I’m on the B41 bus cruising north on Flatbush Avenue through Brooklyn towards my homestead. (Or am I really headed to Peppa’s Jerk Chicken?)

I’m on the B41 bus cruising north on Flatbush Avenue through Brooklyn towards my homestead. (Or am I really headed to Peppa’s Jerk Chicken? We’ll see.)  I’m listening to Brooklyn-born, Park Slope-raised prophet Talib Kweli’s new instigation, Prisoner of Conscious.  I’m pretty out of touch with most things but even I know this is a really good name for a record — it’s super-cool when an album title can tell you what kind of mind-host to expect as you enter his musical domicile.

We are greeted in the vestibule by “Intro,” a recording of our host live at Zuccotti Park in 2011, not in performance mode but rather doing the Occupy “human microphone” call-and-response thing. It lends the record an exciting historical weight while simultaneously giving the proceedings not so much a dated feel, but an oddly melancholy one that is sentimental for me, at least.  I guess it depends on how you feel about the Occupy movement and what it did or didn’t do.

A lot of attention has been paid to Mr. Kweli’s description of the Occupy protests as the “endgame” but I’m far more compelled by these words from his mike check:

I’m at a loss for words… I’M AT A LOSS FOR WORDS…
But even me being at a loss for words… BUT EVEN ME BEING AT A LOSS FOR WORDS…
is amplified… IS AMPLIFIED

I like this. Somehow it speaks to me of the times we live in: even someone at a loss for words is amplified.  Yet, of course, anyone viewing his hang at Occupy would know he was at anything but a loss for words. And with that, it’s on…

I beautifully exude the vibe that’s free of ambiguity

Now I’m in the Brooklyn Central Library cuz his music requires your attention. Had to grab a book to pretend to read so I wouldn’t look like that dude who came to the library just to listen to the album he’s writing about.  I can’t imagine this record as background beats at a party.  OK, the obvious “this could be the hit” type tunes would work in that context but for the most part the cat is saying something and I wanna know what he’s saying and so I should let him say it…

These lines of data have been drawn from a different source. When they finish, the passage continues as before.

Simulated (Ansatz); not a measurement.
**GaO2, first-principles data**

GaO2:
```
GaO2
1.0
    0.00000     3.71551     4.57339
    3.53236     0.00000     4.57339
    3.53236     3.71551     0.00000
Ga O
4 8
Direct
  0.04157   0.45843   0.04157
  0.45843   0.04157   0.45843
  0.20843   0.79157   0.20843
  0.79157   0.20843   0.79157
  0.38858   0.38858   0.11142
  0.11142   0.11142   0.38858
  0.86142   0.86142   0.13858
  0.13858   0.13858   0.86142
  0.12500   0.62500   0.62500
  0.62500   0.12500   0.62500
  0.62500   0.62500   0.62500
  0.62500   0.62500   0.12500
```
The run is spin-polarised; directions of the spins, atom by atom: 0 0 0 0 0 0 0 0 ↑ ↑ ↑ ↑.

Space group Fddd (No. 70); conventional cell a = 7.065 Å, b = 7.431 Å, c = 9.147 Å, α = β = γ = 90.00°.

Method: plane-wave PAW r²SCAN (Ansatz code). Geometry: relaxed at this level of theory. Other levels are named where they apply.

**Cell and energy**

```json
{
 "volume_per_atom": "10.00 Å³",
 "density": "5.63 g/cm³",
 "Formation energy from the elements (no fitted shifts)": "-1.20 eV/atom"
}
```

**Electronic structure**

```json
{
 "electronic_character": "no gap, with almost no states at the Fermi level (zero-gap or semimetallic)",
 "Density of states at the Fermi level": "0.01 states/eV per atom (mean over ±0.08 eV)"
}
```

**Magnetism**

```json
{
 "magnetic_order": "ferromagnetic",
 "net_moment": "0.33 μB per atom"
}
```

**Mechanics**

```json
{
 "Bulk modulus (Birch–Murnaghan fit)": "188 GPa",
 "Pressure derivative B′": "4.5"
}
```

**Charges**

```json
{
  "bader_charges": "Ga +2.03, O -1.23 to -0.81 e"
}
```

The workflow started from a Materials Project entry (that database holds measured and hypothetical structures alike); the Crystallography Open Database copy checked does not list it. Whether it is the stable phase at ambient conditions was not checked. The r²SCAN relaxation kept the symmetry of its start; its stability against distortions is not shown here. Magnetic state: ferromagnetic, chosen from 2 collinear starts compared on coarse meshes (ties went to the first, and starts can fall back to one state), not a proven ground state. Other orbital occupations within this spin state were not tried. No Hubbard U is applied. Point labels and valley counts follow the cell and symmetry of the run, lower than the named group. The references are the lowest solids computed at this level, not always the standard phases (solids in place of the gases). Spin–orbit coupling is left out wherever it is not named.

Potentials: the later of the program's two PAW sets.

Ya goonery for the sake of goonery
Is cartoons to me
It’s coonery, it’s lunacy…

“Human Mic” is one of the great album openers of all time. The strings are lush and grand — I see Ailey dancers soaring in mid-air to this joint, but there’s also tension and drama in it for days.  It’s a statement of principles, a manifesto of sorts, a shot across the bow aimed at the casual listener and any rapper who dares step to him.

But it’s sick and tragic
how antagonistic we get
when there’s no power
it go sour…

I’m feeling funny cuz I don’t like wearing headphones in public.  Maybe it’s my paranoid LA upbringing.

I seen them crossing the bridge
by the masses
covered in the ashes
of both towers

The son of not one but two college professors (no surprise there), Mr. Kweli sends up so many provocative, thought-provoking flares in the space of one tune — often within one verse — that it’s impossible to let a song go by without wanting to go deeper, as you would in a good conversation with someone you just met at Unnameable Books on Vanderbilt Avenue, which I’m on my way to now, since the library is too stuffy.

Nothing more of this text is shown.